From each person I asked what they felt about living in San Nicolás, I perceived a lot of calm and lightness about the volcano, despite being the last municipality on the way to the crater. They told me that it was normal for them, that it was already part of their habit, and that they had always had to live like this. On the one hand, it seems incredible to me the human ability to adapt to any environment, and on the other hand, the fidelity that leads us to root ourselves to only one and in particular. To which we determine our home. There was a person whose curiosity got the better of me and who answered me with another question: Well, what do you feel about living on your bicycle?

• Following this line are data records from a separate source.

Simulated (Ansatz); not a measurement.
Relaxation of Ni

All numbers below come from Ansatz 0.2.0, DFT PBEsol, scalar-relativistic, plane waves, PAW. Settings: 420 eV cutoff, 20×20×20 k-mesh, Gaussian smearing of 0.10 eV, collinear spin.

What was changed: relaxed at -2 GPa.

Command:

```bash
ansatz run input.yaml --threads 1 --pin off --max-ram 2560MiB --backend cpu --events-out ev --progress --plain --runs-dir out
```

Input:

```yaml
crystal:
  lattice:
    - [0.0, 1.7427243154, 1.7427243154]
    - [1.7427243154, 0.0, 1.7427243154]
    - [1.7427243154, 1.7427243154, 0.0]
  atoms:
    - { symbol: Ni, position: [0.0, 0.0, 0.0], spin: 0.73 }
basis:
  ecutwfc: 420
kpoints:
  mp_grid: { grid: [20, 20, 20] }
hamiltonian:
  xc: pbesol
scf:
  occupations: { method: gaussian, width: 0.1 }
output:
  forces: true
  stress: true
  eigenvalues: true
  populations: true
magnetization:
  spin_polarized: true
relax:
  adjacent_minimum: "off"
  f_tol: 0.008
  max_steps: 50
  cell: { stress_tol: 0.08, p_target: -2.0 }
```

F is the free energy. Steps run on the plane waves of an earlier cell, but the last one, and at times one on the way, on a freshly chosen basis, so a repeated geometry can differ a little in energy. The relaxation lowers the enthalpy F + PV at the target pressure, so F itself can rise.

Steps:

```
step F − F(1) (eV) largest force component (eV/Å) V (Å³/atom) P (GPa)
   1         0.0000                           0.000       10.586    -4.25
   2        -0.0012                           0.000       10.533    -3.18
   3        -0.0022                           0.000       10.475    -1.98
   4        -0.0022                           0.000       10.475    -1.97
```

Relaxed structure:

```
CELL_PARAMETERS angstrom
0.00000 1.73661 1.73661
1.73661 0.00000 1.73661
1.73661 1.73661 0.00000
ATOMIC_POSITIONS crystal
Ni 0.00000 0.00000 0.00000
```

It is a question that I ask myself, if not daily, then very often. In a way, I have also normalized it. I have become accustomed to certain routines that living in this way implies, to the habits and rituals, personal and as a group that we have managed to establish. Like everyone else, we adapt to this context in order to continue living it. But what does it really feel like to live it?
For me, traveling through Mexico is like meeting my distant relatives. It is finally putting a face to the people and places that I had heard so many times about; of which my imagination was flooded and my curiosity was fed. It is seeing with my own eyes, tasting with my own tongue, and feeling with all my pores open the essence of each one of them — letting me be surprised by their singularities, since they never fail to do so. It turns out that I have many more relatives than I realized, and that my family tree is much broader than I imagined. There are some of those that I have only just found out for the first time along the way, but in any case they make me feel welcome and at home, sealing the bond and making up for lost time through our re-encounter.

Investing this time, mind and energy to focus on the world is not only being very rewarding for me, but I feel it as something important for my future. I surround myself with new environments with no intention of disconnecting or escaping, but rather, of reconnecting and returning home, each of them being part of my heritage as a citizen of Earth. Not in the sense that they belong to me, but in the sense that I belong to a global natural lineage. Our treasures and family jewels are scattered everywhere, but you have to know and value them in order to want to rescue them and be able to defend them.
Standing in front of Popo and Izta (and frankly, somewhat overwhelmed by their immensity) I realized that my purpose of cultivating a dynamic of admiration and understanding with the planet is just the first step. I do not know what is coming, but the encouragement of each of the encounters in this long family trip comforts me.